Burke had been the prime mover of efforts to renovate and reopen the decade-dark theater. Earlier in the project he boasted of an SFT-centered entertainment hub that would include restaurants, inns, a museum and a drama school. It would attract $100 million in private investment, he crowed.
In the end, Burke & Co. managed to raise only about $100,000 in private money - one-thousandth of Burke's original figure.
Nevertheless, friendly state officials and legislators, led by 82-year-old State Sen. George (Doc) Gunther (R-21), a Burke supporter, were able to coax a $500,000 grant from the state's Department of Economic & Community Development (DECD), an equivalent amount from the town of Stratford, plus a state-guaranteed $1.5-million loan from People's Bank. On top of all that largess, the state turned over the theater and its prime waterfront property to Burke's group in July - essentially free of charge.
However, Burke & Co. again proved that math was not their strong suit, as the $2.5 million proved, according to reports, to be nearly $1 million short of what was actually need to finish the job. Thus the project ground to a halt in September, awash in unpaid bill and angry creditors. That month Gov. John G. Rowland wisely announced that the state was cutting its losses and there would be no further SFT bailouts.
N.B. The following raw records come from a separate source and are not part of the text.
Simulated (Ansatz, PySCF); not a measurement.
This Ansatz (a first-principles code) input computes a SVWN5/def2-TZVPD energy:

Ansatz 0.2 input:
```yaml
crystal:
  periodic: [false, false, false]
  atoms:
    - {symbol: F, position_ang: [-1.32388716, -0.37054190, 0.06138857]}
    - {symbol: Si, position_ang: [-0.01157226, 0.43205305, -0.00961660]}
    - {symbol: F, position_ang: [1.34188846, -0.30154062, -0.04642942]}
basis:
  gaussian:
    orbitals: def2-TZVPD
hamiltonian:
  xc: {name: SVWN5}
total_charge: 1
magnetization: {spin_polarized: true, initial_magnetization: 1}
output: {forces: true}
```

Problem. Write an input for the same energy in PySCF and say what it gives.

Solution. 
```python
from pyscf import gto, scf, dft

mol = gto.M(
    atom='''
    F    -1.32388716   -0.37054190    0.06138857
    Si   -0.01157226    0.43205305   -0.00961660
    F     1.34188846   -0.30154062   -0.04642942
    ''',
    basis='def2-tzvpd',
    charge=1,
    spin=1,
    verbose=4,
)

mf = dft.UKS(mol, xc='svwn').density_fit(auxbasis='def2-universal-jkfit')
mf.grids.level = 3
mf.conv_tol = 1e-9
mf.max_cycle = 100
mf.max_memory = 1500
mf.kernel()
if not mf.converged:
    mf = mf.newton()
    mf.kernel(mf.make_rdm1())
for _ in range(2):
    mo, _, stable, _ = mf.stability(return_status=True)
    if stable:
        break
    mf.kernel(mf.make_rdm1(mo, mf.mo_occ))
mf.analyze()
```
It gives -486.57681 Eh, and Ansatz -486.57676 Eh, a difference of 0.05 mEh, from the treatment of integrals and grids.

This much seems clear: Either Burke and his allies misled state officials about how much money was really needed to complete the job and/or their ability to privately raise the balance, or were incompetent to forecast project costs. In the end, perhaps they merely deceived themselves.
With Burke gone, perhaps a reconstituted SFT board will be able to muster the renewed credibility they'll need to attract the private investment necessary to complete a project so important to its home town.